Naoya Inoue, tireless and talented, emerges from a victory that was mostly predictable, yet still notable for what it means to a brilliant career moving into another chapter.

An even bigger stage.

Forget the fight, which ended with TJ Doheny limping across the canvas in the seventh round like an old man in need of a walker after Inoue’s  succession of lethal body blows apparently damaged a sciatic nerve in the Irishman’s lower back Tuesday in Tokyo.

Inoue looked as if he was disappointed at a performance that didn’t meet expectations he has created for himself. Sure enough, disappointment was the word used to describe the fight in several reports. He wanted more. Inoue always wants more. He’s still a work in progress, said the fighter with a  spectacular skillset complemented by an over achiever’s energy and work ethic.

Progress is the promise in what was the real news to come from Inoue’s one-sided victory in another junior-featherweight title defense. Post-fight, Inoue promoter Bob Arum offered a business plan, including a Christmas Eve fight in Tokyo, a return to the United States in Vegas in perhaps April and a return to Japan for a biggie against Junto Nakatani, who for now looks to be Inoue’s biggest threat.

The planned return to the US is the biggest news. Maybe the most surprising, too. Inoue hasn’t fought in the US since June, 2021, a stoppage of Michael Dasmarinas. It was the second of only two US appearances, the first a seventh-round stoppage of Jason Moloney, also in Vegas at the MGM Grand in Oct, 2020. Since, then he has stayed in Japan, going 7-0. 

The word was that Japan’s rising son would stay at home. The money, especially for a fighter in a lighter weight class, was bigger than he could get in the US. There was no reason to travel. Over the last three-plus years, however, his celebrity has gone international. It’s not Shohei Ohtani big. It’s not even Manny Pacquiao big. But it’s growing with evidence that there’s potential for more. 
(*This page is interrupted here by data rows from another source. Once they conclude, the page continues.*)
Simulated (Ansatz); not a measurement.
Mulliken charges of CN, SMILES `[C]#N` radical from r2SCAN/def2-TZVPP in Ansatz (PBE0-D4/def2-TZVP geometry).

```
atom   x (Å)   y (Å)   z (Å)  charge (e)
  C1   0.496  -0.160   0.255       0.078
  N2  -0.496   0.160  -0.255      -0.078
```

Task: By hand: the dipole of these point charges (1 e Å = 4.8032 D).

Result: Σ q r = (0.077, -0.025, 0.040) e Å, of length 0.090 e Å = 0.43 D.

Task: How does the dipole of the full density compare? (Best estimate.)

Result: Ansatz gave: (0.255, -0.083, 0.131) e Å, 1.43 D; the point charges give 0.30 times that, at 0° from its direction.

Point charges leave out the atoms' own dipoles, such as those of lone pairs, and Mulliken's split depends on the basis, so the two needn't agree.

The Inoue expected to fight in Vegas in April will be a lot better-known to US fans than the one who fought there years ago. This time, it’s a step to make Inoue a worldwide celebrity and a fighter in a small weight class with a skillset dynamic enough to keep him at the top of the pound-for-pound debate for a while.

Call it an initial move toward a genuine legacy, rare in Japanese boxing. Plans, of course, are as vulnerable as boxing’s proverbial glass chin. They get broken all the time. But Top Rank’s Bob is the right promoter for the job. He was a key to turning Tyson Fury into an international celebrity when he brought him to Vegas, where he fought, lived and sang for a couple of years. Arum has also had more success with small fighters than perhaps anybody in the business. He turned junior-flyweight Michael Carbajal into a star in the 1990s.

In Inoue, however, there’s just much more potential. He’s a former 108-pound champion who has gone on to four titles at four weights, including two undisputed — putting him alongside Terence Crawford and Oleksandr Usyk in the history of boxing’s four-belt era. It looks as if his stardom is about to spread, from Asia to America.

The first step in Arum’s plan appears to be a mandatory defense against unbeaten Australian Sam Goodman. Then, there’s Vegas, perhaps against Murodjon Akhmadaliev, an Uzbekistan fighter who many believe looms as a tougher test than Goodman. However, Akhmadaliev lost to Marlon Tapales, whom Inoue stopped in a 10th-round knockout last December. Tapales, a Filipino southpaw, is coming back Saturday in Cambodia against Saurabh Kumar.

At this stage of the plan, all options lead to Nakatani in a fight that has the potential to be the biggest in Japanese history. The 26-year-old Nakatani, an unbeaten bantamweight champion, is younger than the 31-year-old Inoue. He’s also bigger. He’s three-inches taller. All of the talk is about Inoue-Nakatani. But Inoue is talking about his own brother, Takuma, a once-beaten bantamweight champion.

In post-fight interviews Tuesday, Inoue told Japanese media that Nakatani has to fight his brother first. Nakatani might get that chance on either Christmas Eve or in Vegas in April. Nakatani in a co-main event with Inoue on either card or both makes sense. Dollars, too

Can Inoue beat Nakatani? Hard to say. But the guess here: Yes. He beat Nonito Donaire. If he can beat Donaire, he beats Nakatani.

If he does, a dream fight awaits. Even now, there’s talk about Jesse Rodriguez versus Inoue, Bam versus Monster. Rodriguez was asked about it last June after he scored two knockdowns and got up for one in a dramatic stoppage of an accomplished Juan Francisco Estrada in Phoenix.

Rodriguez , the World Boxing Council’s 115-pound champion, is expected to fight Estrada again in a contracted rematch. If — as expected — he beats Estrada again, he hopes to unify the title against Fernando Martinez, an unbeaten Argentine, who has two of the belts after a decision over Kazuto Ioka in Tokyo on July 7.

Then Inoue? Only if everything works out in a a plan that a could create a stage as big as any.